How to Run AI on a Microcontroller or Microprocessor – A Beginner’s Guide to Edge AI
In the last few years, Edge AI has rapidly transformed how devices understand and interact with the world — without needing constant cloud access. From detecting voice commands on smartwatches to classifying images on drones, AI at the edge is revolutionizing embedded systems.
But how exactly do you run AI on a microcontroller (MCU) or microprocessor (MPU)? As a beginner, this can seem overwhelming. Don’t worry — this blog breaks it down into simple, digestible steps.
What is Edge AI?
Edge AI means running artificial intelligence algorithms locally on a device like an MCU or MPU, rather than sending data to a remote cloud server. This enables:
- Faster responses (no internet delay)
- Lower power consumption
- Increased privacy (data stays on device)
Common applications include:
- Wake-word detection (“Hey Alexa”)
- Image classification (e.g., person vs object)
- Anomaly detection in machines
- Gesture recognition, etc.
Why Edge AI Matters ?
Imagine a construction site. Dust, noise, humans in helmets — and a camera watching for safety violations.

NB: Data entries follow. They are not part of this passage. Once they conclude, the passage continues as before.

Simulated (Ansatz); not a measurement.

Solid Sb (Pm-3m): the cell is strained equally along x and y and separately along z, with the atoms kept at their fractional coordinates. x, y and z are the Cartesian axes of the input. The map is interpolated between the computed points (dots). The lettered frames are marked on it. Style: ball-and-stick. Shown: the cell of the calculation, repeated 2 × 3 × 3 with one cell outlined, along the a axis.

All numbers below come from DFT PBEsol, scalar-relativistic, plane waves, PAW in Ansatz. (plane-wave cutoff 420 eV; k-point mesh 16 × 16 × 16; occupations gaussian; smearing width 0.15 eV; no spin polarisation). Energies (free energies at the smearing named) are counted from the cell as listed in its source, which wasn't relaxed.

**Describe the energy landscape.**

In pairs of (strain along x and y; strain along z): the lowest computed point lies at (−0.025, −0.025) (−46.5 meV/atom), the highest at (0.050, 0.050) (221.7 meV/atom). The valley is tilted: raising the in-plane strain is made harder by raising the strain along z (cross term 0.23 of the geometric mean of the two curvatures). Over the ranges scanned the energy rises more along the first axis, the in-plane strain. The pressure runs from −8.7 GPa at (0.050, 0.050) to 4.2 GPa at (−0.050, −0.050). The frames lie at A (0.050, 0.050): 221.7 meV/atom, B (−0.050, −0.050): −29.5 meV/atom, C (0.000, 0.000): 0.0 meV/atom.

If that video had to go to the cloud for AI processing, it would take time, cost money, and raise privacy concerns.
So instead, we ask:
“Can we do the thinking right there, on the device?”
That’s Edge AI.
The i.MX93, with its efficient NPU, was made for exactly this.
Microcontroller vs Microprocessor: Which Brain to Choose?
Before you start building, you need to pick the right kind of hardware. Here’s how I learned the difference:
I started with microcontrollers (MCUs) — they’re simple, low-power, and perfect for turning on LEDs or reading sensor data. But when I tried to run an image classifier? Not a chance.
That’s when I moved to microprocessors (MPUs) like the i.MX93, which brought the power of Linux, better memory, and even a dedicated Neural Processing Unit (NPU).
Feature | MCU (e.g. Cortex-M) | MPU (e.g. Cortex-A / i.MX93) |
---|---|---|
Processing Power | Low (MHz range) | High (GHz range) |
Memory | Limited (KBs) | Larger (MBs or GBs) |
OS Support | Bare metal / RTOS | Full Linux support |
AI Support | TFLite Micro | TFLite, ONNX, NPU via eIQ SDK |
Use Case | Low-power IoT, sensors | Edge AI, vision, industrial control |
How to Deploy a Machine Learning Model on Any MPU (Generalized Method)
Deploying a machine learning (ML) model on a Microprocessor Unit (MPU) — such as Raspberry Pi, NXP i.MX93, or NVIDIA Jetson — typically involves four key stages:
1. Train the Model
-
Use standard ML frameworks like:
-
TensorFlow / Keras
-
PyTorch
-
Scikit-learn (for simpler models)
-
-
Train on a PC or cloud platform (e.g., Colab, AWS, Azure)
-
Export the model in a format such as:
-
.h5
,.pb
(TensorFlow) -
.pt
,.onnx
(PyTorch) -
.tflite
(Lite model for edge)
-
This step is compute-heavy — never done on the MPU.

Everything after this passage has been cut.